Talent identification and development expert Jason Gulbin, who designed the Queensland Academy of Sport’s Youfor2032 program, has experience in this area as a professional and a parent. His 18-year-old son Lachlan, a talented all-rounder, has just been drafted to the AFL with Gold Coast. “His drives were specifically about playing with his mates, coupled with the career and financial incentives,” Gulbin says.

With more resources going into Olympic sports, Gulbin has already observed improved retention of young athletes who may have been lost to non-Olympic sports. “Some people are motivated by money, and the professional sports do have lots of opportunity for employment, but you still need to be drafted and if they don’t select you, you can’t play,” he says. “In individual sports, which most of the Olympic sports are, that’s more in your control.”

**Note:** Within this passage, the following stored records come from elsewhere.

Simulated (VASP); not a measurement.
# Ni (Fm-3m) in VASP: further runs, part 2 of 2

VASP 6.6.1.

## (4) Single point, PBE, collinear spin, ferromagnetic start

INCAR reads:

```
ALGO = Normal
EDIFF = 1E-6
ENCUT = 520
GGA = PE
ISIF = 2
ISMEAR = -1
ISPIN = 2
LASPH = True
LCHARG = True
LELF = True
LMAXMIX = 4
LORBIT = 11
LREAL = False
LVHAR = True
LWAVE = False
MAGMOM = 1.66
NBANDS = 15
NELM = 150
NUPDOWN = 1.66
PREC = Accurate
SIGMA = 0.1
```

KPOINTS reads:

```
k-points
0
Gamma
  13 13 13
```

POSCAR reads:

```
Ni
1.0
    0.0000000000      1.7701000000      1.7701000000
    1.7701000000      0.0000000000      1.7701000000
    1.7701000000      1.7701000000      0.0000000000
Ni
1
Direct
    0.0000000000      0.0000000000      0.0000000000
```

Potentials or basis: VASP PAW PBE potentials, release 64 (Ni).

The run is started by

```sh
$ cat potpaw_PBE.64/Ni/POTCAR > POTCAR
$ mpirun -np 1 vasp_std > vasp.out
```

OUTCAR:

Meanwhile, McGroder, now 16, hopes he won’t have to make a choice just yet. “It’s the worst and best decision to have,” he says. “I do love both sports even though they cross over at times, and that makes it hard. If I want to go through the [AFL] draft I will have to make [that decision] in 2026, but if I do great in athletics I will still only be 24 in Brisbane so I would still be young enough to play AFL afterwards.”

For all the sophistication of modern sports recruitment programs, athletes will still follow their own compass. “The decision will come down to which sport I like more,” says McGroder, “and which one I am having more fun with at the time.”